Of course, the festival is not a charity (though it is a nonprofit corporation) and needn't be saddled with the same virtuous expectation of low overhead. But if the activities of which it consisted were more benign — with less wastage, less open greed, less gluttony — the dissonance between what it actually values and what it purportedly values wouldn't be so jarring. Stuffing ones face while fighting hunger just doesn't sit well.
The even more deleterious effect of that charitable giving — and one reason it so prominently features in all the marketing material — is that that it's feasible these festivals have allowed themselves to balloon into parodic gluttony because they have this $1 million to $2 million fig leaf. If this is the case, the donation doesn't simply cover the naked sin, but actually enables more of it. Would so many chefs, so many sponsors, so many attendees participate in such an exploitative endeavor without a charitable component to run moral interference? I doubt it.

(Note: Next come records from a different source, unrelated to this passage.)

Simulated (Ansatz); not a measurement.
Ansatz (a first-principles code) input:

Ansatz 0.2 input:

It's easy to respond to any complaints with the verifiable and wonderful retort: We don't think the kids who otherwise would be hungry care one way or the other what the festival is like. That, of course, is true. But it also isn't an excuse. Worse, it uses the disadvantaged as human shields to deflect any incoming criticism. It uses charitable giving as carte blanche to act uncharitably. So next year, when the signs come out again and the banners are unfurled and the burger bash tickets go on sale for another $225, why not stay home and donate that money — or hell, 21 percent of it at least — directly to a charity. There'll be fewer lines to wait in and less hell to pay.